The amount of renewable energy accounted for by corporate power purchase agreements (PPAs) has tripled since 2017, with tech firms like Google making big commitments
Technology powerhouses dominated a record year for renewable energy utility contracts bought by corporate institutions in 2019, in which green power purchase agreements (PPAs) rose by 40% on the previous year.
Google alone accounted for 2.7 gigawatts (GW) of clean power procurement throughout the year – making it by far the biggest corporate investor in renewable energy sources.
The likes of Facebook, Amazon and Microsoft were the next largest buyers globally, reflecting the steady climb of corporate sustainability commitments up boardroom agendas.
Power-hungry data centres and campuses operated by these titans of Silicon Valley account for a significant proportion of global energy use, and a commitment to using renewable electricity sources represents an easy win to satisfy environmentally-focused investors and customers.
Renewable energy power purchase agreements have tripled since 2017
Data compiled by BloombergNEF (BNEF) shows more than 100 corporations across 23 countries made clean energy purchase agreements in 2019 to the tune of 19.5GW – up from 13.6GW in 2018 and more than triple 2017 levels.
That is equivalent to more than 10% of all renewable power capacity installed globally last year, with associated projects likely to carry a price tag of $20bn to $30bn.
BNEF lead sustainability analyst Jonas Rooze said: “Corporations have purchased more than 50GW of clean energy since 2008 – that is bigger than the power generation fleets of markets like Vietnam and Poland.
“These buyers are reshaping power markets and the business models of energy companies around the world.”
Last year, Google signed the largest renewable energy deal in corporate history, revealing contracts to purchase 1.9GW of power from wind and solar projects in six different countries.

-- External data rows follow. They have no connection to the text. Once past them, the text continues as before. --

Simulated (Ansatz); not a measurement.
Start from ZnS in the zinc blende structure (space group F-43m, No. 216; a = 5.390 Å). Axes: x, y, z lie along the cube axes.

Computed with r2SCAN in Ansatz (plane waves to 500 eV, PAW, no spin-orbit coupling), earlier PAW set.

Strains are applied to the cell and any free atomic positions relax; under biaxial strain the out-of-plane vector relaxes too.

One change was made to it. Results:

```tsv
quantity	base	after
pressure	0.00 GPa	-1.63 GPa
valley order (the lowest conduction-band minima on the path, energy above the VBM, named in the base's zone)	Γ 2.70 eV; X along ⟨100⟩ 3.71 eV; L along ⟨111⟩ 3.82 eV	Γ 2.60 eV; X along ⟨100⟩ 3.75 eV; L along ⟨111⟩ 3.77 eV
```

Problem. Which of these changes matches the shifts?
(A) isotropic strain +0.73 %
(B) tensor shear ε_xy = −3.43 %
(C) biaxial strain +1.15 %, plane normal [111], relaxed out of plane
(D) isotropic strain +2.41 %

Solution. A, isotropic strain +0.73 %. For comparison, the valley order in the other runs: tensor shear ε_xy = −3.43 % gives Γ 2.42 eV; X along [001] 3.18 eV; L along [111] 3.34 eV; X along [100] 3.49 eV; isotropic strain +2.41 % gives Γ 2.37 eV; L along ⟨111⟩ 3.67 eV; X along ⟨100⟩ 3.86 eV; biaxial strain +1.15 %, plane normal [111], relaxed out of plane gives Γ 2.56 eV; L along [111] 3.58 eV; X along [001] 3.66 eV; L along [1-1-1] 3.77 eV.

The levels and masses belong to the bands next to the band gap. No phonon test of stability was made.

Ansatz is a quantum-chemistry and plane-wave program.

And earlier this month, Microsoft announced its own target to purchase exclusively renewable energy by 2025 as part of a wider commitment to becoming a “carbon-negative” business by 2030.
US accounts for majority of corporate clean energy contracts
The US was the top region for corporate PPAs for renewable energy – accounting for 13.6GW of the 2019 total and notably more than the entire value of contracts signed globally in 2018.
In the EMEA region, 2.6GW worth of renewable energy PPAs were signed last year, with countries like Spain, Poland France and Italy joining Nordic regulars Sweden, Norway, Finland and Denmark in making long-term purchase commitments for the first time.
Brazil and Chile were the leading markets in Latin America, where large populations and energy-intensive mining industries under pressure from investors are driving interest in green power purchases.
BNEF sustainability analyst Kyle Harrison said: “The clean energy portfolios of some of the largest corporate buyers rival those of the world’s biggest utilities.
“These companies are facing mounting pressure from investors to decarbonise – clean energy contracts serve as a way to diversify energy spend and reduce susceptibility to the tangible risks associated with climate change.
”Sustainability commitments will ensure that clean energy procurement from corporations continues to thrive. The ball is in the court of utilities, policymakers and investors.
“They will need to meet these buyers in the middle, especially in nascent markets for corporate procurement.”